Aviva receives first emotional down payment

ONLY yesterday morning one of the great cliches was set free once again and allowed to snort its way across breakfast tables everywhere.

A former England rugby international, writing in one of the British broadsheets, suggested Ireland might miss the crumble and creak of the old Lansdowne Road as they tried to establish a winning pattern in their new home at the Aviva.

Why, when he was playing he loved the old place, and on his first visit – yes! — he and his team-mates hit the Guinness afterwards and isn’t that what the game’s about, etc, etc.

He didn’t quite come out and say ‘Dublin for the craic, what’ (why am I hiding this guy’s identity? It was Ben Kay) but once you got past your own hard-wired reaction, wherein an Irish person can detect one drop of English condescension in a thousand parts of normal water and bristles accordingly, you were left wondering. Did he have a point?

It’s not uncommon for teams to take a while to settle into a new environment, and they don’t get much shinier and newer than the Aviva, even if the glass wall behind one goal is a surprise if you haven’t been there before.

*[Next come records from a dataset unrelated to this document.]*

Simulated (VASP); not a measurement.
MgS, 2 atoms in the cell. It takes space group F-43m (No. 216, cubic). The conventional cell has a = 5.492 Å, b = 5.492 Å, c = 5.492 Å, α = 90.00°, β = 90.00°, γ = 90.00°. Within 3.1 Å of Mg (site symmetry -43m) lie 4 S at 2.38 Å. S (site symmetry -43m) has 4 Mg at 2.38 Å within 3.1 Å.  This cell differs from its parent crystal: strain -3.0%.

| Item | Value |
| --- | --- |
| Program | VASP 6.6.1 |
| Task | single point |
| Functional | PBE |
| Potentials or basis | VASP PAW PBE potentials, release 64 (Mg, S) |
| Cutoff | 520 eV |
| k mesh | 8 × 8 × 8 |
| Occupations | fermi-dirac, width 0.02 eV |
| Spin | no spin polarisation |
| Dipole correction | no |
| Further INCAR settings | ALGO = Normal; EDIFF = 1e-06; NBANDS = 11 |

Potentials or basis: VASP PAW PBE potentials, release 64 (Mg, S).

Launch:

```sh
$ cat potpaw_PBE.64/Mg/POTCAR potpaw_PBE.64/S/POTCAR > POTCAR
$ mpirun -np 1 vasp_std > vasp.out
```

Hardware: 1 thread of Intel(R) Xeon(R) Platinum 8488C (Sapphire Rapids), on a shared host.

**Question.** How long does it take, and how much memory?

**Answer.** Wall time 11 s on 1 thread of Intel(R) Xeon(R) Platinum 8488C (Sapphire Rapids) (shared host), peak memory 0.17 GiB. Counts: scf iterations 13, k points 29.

Ireland came out to a full-throated, fully seated welcome and the second-best firework display of the last week, if you discount the pyrotechnics heralding the fall of Mubarak.

There’s nothing like an early score to raise the temperature, even if Gordon D’Arcy’s final pass to Luke Fitzgerald was slightly forward, which ruled out the latter’s try. As it was, the inevitable was only delayed. Poitrenaud knocked on and McFadden touched down; then Traille butchered the restart.

Much as you’d like to think the French were unnerved, normal service resumed, with Morgan Parra punishing Ireland with his penalty kicks. As a result, there was a French anthem rolling around the stadium with admirable clarity on 30 minutes.

All week supporters have been exhorted to bring back the roar, but it turns out it was le roar they meant.

The French support made itself audible all through, and when Medard finished off a French attack, they were more than audible: they were loud.

The mood music tipped back towards the home side towards the end, particularly after O’Gara’s raking kick pinned the French back inside their 22 with quarter of an hour left.

As Ireland battered the French line the decibel level began to rise, though the final incision – O’Gara going right with the little grubber – induced a falsetto tone to the roar, as 20,000 voices screamed for an overlap to be used. It duly was.

As you probably know by now, the game didn’t end well for Ireland. The way it ended, slowly expiring like a punctured bike tire, didn’t help the general atmosphere at the finalwhistle.

When the teams filed off , though, the group in red, white and blue were bouncing with happiness in the stadium. Literally. Though they were back to their shrugging, phlegmatic selves when we threaded our way through the crowds on Lansdowne Road later in the evening.

Still, the visitors’ happiness at the final whistle was of a piece with most of the afternoon. The atmosphere – sorry, l’ambiance, to give it a more accurate term – was purely French in Dublin 4 yesterday.

They have previous in this regard, of course. Whether you want to discuss the Bastille a couple of centuries ago, or Croke Park four years ago, the French antipathy when it comes to fortresses is well established.

Yesterday wasn’t as gut-wrenching as Vincent Clerc’s late, late winner in Dublin 3, but it was still a sour ending to a new start.

The other side of reflecting on 2007, mind, is the memory of the England game in GAA headquarters, when the result, not to mention the atmosphere, was second to none. A repeat of that dose would banish the blues for all concerned.

Maybe that’s the wrong approach. Now that there’s a new stadium, it demands new memories, new moments. Those have to be earned, though, and it’s in moments like yesterday – the agony when a win seemed within grasp – that you make the down payment on enjoying the victory of the future. In that sense, maybe Ben Kay had a point about the old place’s power, but Lansdowne Road didn’t become an asset overnight; it gathered an aura in the slow winding of the decades. You can’t hurry tradition, and you shouldn’t try.

Another Englishman once said that a particular event in the World War II wasn’t the beginning of the end so much as the end of the beginning. That’s where we’ll file yesterday in the Aviva. Start looking ahead now and not behind.